If you’re like many students, you were surprised to hear that most Business Schools require a minimum GMAT score. Once that surprise wore off, you may have adopted one or more of the following attitudes:
Annoyance: I have better things to do than take this test!
Indignation: I had a 4.0 GPA at the Doug Winkleton School of Modern Dance and Appliance Repair, and I still have to prove myself?
Fear: Oh no! Now everyone will know that I don’t recall the quadratic formula!
Depression: Can I eat ice cream in the testing center?
While these feelings may be completely natural, they certainly won’t help your score. In fact, when your GMAT preparation is clouded in negativity, you end up studying less, and when you sit down to study, your negative emotions impede learning.
To help improve your study sessions and facilitate learning, it’s important that you adopt a positive attitude.
Am I suggesting that you begin each prep session convincing yourself that today is a SUPER-FANTASTIC day to spend 3 hours studying?
Am I suggesting that you occasionally pause your study sessions to be thankful that your dream school has set a minimum GMAT score?
Am I suggesting that you smile like a deranged lunatic whenever you think of the GMAT, and that you sing the praises of the test to everyone you meet?
Well, that would be wonderful gesture, and, if doing so can improve your score, then by all means, fill your boots!
Sure, all of this may sound silly, but it’s much much MUCH better than swearing through clenched teeth every time you think of the GMAT. Besides, the truth of the matter is that you’re learning is a lot of important and useful skills that can be applied to many of your future business activities.
Your future business career will undoubtedly involve reading complicated documents and gleaning the important information. So, perfecting your reading comprehension skills will not only help you ace the GMAT, but also help benefit your career. Super fantastic!!
If you’ve spent any time working on Sentence Correction questions, you’ve probably come to the realization that a lot of people around you suffer from bad grammar. As you might imagine, this deficiency can negatively affect others’ perceptions of one’s competence. So, while some Sentence Correction questions may stump you, keep reminding yourself that you’re learning practical communication skills that will inevitably serve you well in the future.
Will there come times when you need to present a strong argument or dissect someone else’s argument? Of course!

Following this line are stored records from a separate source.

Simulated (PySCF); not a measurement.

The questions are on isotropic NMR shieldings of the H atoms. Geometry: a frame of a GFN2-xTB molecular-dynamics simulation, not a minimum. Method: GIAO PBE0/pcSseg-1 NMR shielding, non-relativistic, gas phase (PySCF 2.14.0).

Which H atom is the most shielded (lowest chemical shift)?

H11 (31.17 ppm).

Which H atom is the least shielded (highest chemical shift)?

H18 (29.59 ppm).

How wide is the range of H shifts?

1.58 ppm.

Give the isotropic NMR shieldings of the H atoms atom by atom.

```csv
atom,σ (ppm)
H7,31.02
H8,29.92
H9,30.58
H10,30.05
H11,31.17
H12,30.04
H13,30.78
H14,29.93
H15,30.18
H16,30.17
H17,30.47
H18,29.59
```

Granted, you probably won’t need to factor many polynomials in your new career, and CEOs are seldom called upon to answer questions about Jeanette’s age (which happens to be twice that of Rita’s age 7 years ago), but you WILL be called upon to apply many of the math skills that the GMAT tests. More importantly, GMAT math questions often require you to think in new, creative ways to quickly identify the solution. All of this will come in handy in the future.
This section requires you to evaluate information presented in multiple formats, discern patterns, and combine verbal and quantitative reasoning to solve everyday problems. You'll definitely need these skills if you want to succeed in today's data-rich world.
The Big Takeaway
Of course you’d rather eliminate the GMAT from your to-do list, but the reality is that you must take this test. So, quit complaining, suck it up, and embrace the skills you’re learning, because they’ll inevitably make you a better businessperson.